A client of mine has been dating her coworker for 7 months. She didn't want anything serious at first, but she fell in love with him. She realized that he only wanted to f***. She told him how she felt, but he said that he didn't want a relationship. He likes what they have.
She told him that she's done seeing him, but he acts like she never said that. He messages her every day and she goes to his house once in a while. At work, he still grabs her ass, kisses her and shows affection. He gets jealous when other co-workers talk to her. She wants to know why he’s afraid to be with her. She knows he wants her and she wants to make it official. She used to be his priority, but now she's not.
Right now she wants something that the guy doesn't want. The current situation is not actually being forced upon her. She needs to think that it's either her way or the highway.
She caught feelings for him and she wants something more, but since he doesn't, then it should be over.
She shouldn't have told him that she wanted something more in the first place. Instead, she needs to offer something that will make him chase her. That thing is validation. People live on validation. If you stop giving it, they will come closer to get it back.
She needs to pull away at this point. She needs to send him a clear message, be completely indifferent to him and not let him touch her.

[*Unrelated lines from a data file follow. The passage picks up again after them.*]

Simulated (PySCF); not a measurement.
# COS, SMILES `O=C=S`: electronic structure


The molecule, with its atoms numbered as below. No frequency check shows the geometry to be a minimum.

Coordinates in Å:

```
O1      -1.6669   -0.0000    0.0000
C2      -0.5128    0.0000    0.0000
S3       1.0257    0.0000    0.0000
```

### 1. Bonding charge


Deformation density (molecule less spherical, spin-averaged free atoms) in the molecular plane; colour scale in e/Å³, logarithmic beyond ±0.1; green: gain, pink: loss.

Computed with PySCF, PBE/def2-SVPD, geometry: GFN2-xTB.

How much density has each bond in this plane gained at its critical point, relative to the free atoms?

She should not just express this through her words but show it through her actions. If he touches her, she can say 'hey, don't touch the merchandise. This s*** ain't for free.’ If she has to act like a bitch then she has to do so.
Nothing makes you more sad than seeing another side of someone who you thought you knew. It surprises you when you suddenly see coldness from someone you've been dating. It hurts. It makes you want to see that warm side when things were going great.
This is all under her control. However, I do understand that when you love someone, it's difficult.